AnyArtisticGlyph: Multilingual Controllable Artistic Glyph Generation
This work addresses the challenge of controllable artistic glyph generation for multilingual text applications, representing an incremental improvement over prior methods.
The paper tackles the problem of generating artistic glyph images with fine control, addressing issues like blurred textures in existing methods, and introduces AnyArtisticGlyph, a diffusion-based model that achieves state-of-the-art performance in producing natural, detailed images.

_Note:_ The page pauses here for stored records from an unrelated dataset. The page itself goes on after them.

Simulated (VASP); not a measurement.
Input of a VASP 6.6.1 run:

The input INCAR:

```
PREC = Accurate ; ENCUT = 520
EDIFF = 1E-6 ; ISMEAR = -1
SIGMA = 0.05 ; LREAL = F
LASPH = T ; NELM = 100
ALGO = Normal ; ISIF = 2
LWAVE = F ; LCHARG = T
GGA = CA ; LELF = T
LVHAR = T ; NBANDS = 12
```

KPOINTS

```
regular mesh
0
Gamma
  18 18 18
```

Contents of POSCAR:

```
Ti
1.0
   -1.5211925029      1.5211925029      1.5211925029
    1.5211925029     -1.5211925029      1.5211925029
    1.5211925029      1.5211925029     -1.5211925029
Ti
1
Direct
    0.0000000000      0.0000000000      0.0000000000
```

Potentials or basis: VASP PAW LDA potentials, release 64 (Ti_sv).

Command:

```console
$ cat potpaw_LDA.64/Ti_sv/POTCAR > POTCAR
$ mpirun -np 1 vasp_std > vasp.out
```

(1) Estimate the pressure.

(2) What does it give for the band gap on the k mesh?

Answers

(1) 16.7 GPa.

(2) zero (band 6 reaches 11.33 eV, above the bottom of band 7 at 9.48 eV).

Artistic Glyph Image Generation (AGIG) differs from current creativity-focused generation models by offering finely controllable deterministic generation. It transfers the style of a reference image to a source while preserving its content. Although advanced and promising, current methods may reveal flaws when scrutinizing synthesized image details, often producing blurred or incorrect textures, posing a significant challenge. Hence, we introduce AnyArtisticGlyph, a diffusion-based, multilingual controllable artistic glyph generation model. It includes a font fusion and embedding module, which generates latent features for detailed structure creation, and a vision-text fusion and embedding module that uses the CLIP model to encode references and blends them with transformation caption embeddings for seamless global image generation. Moreover, we incorporate a coarse-grained feature-level loss to enhance generation accuracy. Experiments show that it produces natural, detailed artistic glyph images with state-of-the-art performance. Our project will be open-sourced on https://github.com/jiean001/AnyArtisticGlyph to advance text generation technology.